Former footballer Stan Collymore has accused Twitter of not doing enough to combat abusive messages after he was targeted by internet trolls.
The broadcaster has retweeted some of the offensive messages he has received since he suggested Liverpool striker Luis Suarez dived to earn a penalty in Saturday's match against Aston Villa.
Staffordshire Police confirmed it was investigating.
Twitter said it took action against targeted abuse that was reported to it.
Mr Collymore, a former Liverpool player who now works as a pundit for radio station TalkSport, wrote to his 505,000 Twitter followers: "In the last 24 hours I've been threatened with murder several times, demeaned on my race, and many of these accounts are still active. Why?"
He later added: "I accuse Twitter directly of not doing enough to combat racist/homophobic/sexist hate messages, all of which are illegal in the UK."
In another tweet he wrote: "Several Police forces have been fantastic. Twitter haven't. Dismayed."
The 42-year-old, whose former clubs also include Aston Villa, Nottingham Forest and Southend United, said Staffordshire Police had been to see him for the fifth time regarding the tweets.
A spokesman for the force said it had been in contact with Mr Collymore on Tuesday evening to "reassure him that we will carry out a thorough and detailed investigation".
He continued: "Our investigation into previous alleged offences is continuing and we are currently liaising with Twitter to obtain subscriber details."
Broadcaster Piers Morgan was also subjected to abusive tweets after he called for the police and Twitter to take action over the offensive tweets aimed at Mr Collymore.
Mr Morgan singled out tweets by some Twitter users then added: "I repeat, racist abuse & death threats both criminal offences in UK. So keep spewing it, trolls, and I will have you ALL dealt with."
Twitter said that while it did not comment on individual users, targeted abuse was against its rules and it had recently made it easier for users to report abuse.
The company has "established processes in place for working with law enforcement" a spokesman added.
In a recent high profile case, a man and a woman pleaded guilty to sending menacing tweets to Caroline Criado-Perez, who campaigned for a woman to appear on new bank notes. They are due to be sentenced on Friday.
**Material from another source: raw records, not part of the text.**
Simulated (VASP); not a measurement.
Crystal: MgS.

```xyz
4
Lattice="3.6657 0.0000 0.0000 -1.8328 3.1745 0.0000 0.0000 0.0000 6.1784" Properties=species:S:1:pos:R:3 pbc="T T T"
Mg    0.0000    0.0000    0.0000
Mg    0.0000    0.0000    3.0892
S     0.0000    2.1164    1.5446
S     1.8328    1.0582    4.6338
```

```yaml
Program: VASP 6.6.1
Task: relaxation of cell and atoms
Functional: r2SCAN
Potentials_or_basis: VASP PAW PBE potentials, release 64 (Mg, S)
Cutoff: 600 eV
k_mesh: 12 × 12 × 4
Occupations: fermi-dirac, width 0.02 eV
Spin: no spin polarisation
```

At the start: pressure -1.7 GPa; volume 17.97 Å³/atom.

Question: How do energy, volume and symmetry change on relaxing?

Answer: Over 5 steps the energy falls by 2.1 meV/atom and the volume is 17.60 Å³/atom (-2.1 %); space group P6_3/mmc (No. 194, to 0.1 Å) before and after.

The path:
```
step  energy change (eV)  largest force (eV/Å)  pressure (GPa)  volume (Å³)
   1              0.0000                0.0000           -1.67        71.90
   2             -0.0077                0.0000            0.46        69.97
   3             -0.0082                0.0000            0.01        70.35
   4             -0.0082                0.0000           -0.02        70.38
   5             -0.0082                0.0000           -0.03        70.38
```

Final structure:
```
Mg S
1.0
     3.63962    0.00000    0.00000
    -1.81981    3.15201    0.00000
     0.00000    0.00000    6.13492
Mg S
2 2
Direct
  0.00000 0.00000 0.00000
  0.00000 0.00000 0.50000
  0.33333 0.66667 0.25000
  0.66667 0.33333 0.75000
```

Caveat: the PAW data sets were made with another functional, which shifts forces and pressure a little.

The abuse received by both Ms Criado-Perez - which included rape threats - and MP Stella Creasy resulted in Twitter updating its rules and saying it would introduce an in-tweet "report abuse" button on all platforms, including desktops.
Also on Tuesday, Olympic gymnast Beth Tweddle was targeted by some Twitter users as she appeared on Sky Sports News to answer questions about women in sport.
Using the hashtag #sportswomen, some tweets mocked her appearance and others made offensive sexual statements.